Market Basket, table calc, LOD calc, Workout Wednesday

By:**Rosario Gauna **@rosariogaunag

In Week 14 of Workout Wednesday, @AnnUJackson prepared us a frequency matrix challenge. Link to the Challenge

This challenge reminded me of the week 42 of last year published by @EmmaWhyte, referring to the analysis of market basket. Although the graphs presented in both challenges are different, the basic solution procedure is very similar.

The analysis of market basket is a common request, particularly in certain industries such as online retail, to make suggestions on what other product might be of interest to the customer at the time of purchase.

Next, I will list the main steps required:

**Step 1: Create an INNER-JOIN from the data table of “Orders” in Excel from SuperStore with itself.**

The graph requested in this challenge is a symmetric matrix of frequencies of the number of orders for each combination of Sub-Categories. The dimensions of the matrix show the need to perform an INNER-JOIN of the data table with itself through the “Order ID” dimension.

The variables of the second table used in the JOIN (Orders1) will be differentiated from the original table with the termination (Orders1).

**Step 2: Calculate the number of unique orders that are sold for each combination of Sub-Categories. This is the calculation of the frequency of orders.**

Unique Orders = COUNTD([Order ID]) |

**Step 3: Obtain the average sales for each of the Sub-Categories of the selected combination.**

Average Sales = SUM({FIXED [Row ID] : AVG([Sales])}) / [Unique Orders] |

Average Sales (Orders1) = IIF(ATTR([Sub-Category]) = ATTR([Sub-Category (Orders1)]), NULL, SUM({FIXED [Row ID (Orders1)] : AVG([Sales (Orders1)])}) / [Unique Orders]) |

I believe that the formulas of this step are crucial to achieve the correct numbers, so I will delve into its explanation and its relationship with the operation of the INNER-JOIN.

When using the INNER-JOIN technique of a table with itself, caution should be exercised if the analysis is performed on an aggregate dimension, i.e. a Sub-Category can have several records of different products purchased within the same order or basket and causes the details of the second table of the INNER-JOIN to be repeated as a result of the JOIN.

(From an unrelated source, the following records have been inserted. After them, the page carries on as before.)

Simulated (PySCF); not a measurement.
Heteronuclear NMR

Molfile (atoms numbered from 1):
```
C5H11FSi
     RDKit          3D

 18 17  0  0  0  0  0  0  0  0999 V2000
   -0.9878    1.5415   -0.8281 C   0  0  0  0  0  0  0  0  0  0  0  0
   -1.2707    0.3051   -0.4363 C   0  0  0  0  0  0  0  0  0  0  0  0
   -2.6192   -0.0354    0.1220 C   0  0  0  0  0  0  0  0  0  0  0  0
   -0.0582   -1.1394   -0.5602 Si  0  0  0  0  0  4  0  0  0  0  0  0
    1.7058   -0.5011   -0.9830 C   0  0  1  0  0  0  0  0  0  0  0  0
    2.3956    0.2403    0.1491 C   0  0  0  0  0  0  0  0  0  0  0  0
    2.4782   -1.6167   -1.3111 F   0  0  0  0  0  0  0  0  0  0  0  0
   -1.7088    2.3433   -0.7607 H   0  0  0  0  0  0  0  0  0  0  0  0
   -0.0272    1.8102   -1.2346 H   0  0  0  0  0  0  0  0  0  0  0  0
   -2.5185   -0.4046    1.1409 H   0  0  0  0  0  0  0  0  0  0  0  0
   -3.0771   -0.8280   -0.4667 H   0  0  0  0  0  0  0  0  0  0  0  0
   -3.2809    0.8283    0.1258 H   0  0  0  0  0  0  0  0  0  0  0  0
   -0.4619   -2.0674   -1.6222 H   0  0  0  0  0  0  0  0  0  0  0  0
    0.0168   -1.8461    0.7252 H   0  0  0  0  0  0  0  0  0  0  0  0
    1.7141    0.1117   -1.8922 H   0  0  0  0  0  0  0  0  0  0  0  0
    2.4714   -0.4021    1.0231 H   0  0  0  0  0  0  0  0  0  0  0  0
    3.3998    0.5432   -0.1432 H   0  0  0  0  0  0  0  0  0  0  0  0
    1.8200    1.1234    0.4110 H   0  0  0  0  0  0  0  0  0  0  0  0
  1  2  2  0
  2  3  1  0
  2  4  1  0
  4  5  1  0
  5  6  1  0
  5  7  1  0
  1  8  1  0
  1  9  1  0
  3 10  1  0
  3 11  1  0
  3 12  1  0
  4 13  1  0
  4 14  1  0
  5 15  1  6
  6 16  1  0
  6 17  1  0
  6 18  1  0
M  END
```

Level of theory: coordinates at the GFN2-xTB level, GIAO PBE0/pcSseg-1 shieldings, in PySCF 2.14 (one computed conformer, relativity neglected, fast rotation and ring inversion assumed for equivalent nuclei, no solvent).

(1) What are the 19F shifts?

If the requested challenge were about combinations of products instead of combinations of Sub-Categories, the required formulas would be quite simple because each line represents a product and at the product level there is no duplication. However, in this challenge the analysis is done at the level of Sub-Categories combination.

The previous table shows an example of the JOIN resulting from the Order “CA-2014-103317”. From the Sub-Category “Furnishing” two different products registered in lines 5437 and 5439 are sold and for the Sub-Category (Orders1) of “Binders” a single product registered in line 5438 is sold.

When you want to analyze the sales “Furnishing” with “Binders”, if you take the sales directly from the Sub-Category of Orders1 of “Binders” you would be duplicating the sale. That is, there is a repetition for each different product sold from “Furnishing”. See Row ID 5438 from (Orders1) on the right side in red.

Therefore, to ensure that the information is considered without duplication, you must initially calculate the average sales for each unique “Row ID” with the following formula *{FIXED [Row ID] : AVG([Sales])}*

The next step is to obtain the average of the sales by Sub-Category for the selected combination, which are obtained by adding the average sales for each Row-Id and the result is divided by the number of unique orders for the combination of Sub- Selected categories

**Why do I do the manual calculation of the average and do not use the “Average” formula? **Because if we apply the average formula, the results obtained would be from the average sales by Row-Id, and the challenge requests the average sales per Order of each Sub-Category.

Additionally, to the formula of (Orders1) the condition is included so that the value is null in case the Sub-Category and the Sub-Category (Orders1) matches. On the diagonal, only the average sales are considered.

**Step 4: Calculate the name of the sub-categories in upper case and start the definition of the graph:**

Upper Sub-Category = UPPER([Sub-Category]) |

Upper Sub-Category (Orders1) = UPPER([Sub-Category (Orders1)]) |

Place the variables “Upper Sub-Category” in Rows and “Upper Sub-Category (Orders1)” in Columns (If you prefer you can create the formulas directly on the shelves of rows and columns without having to define them as new variables).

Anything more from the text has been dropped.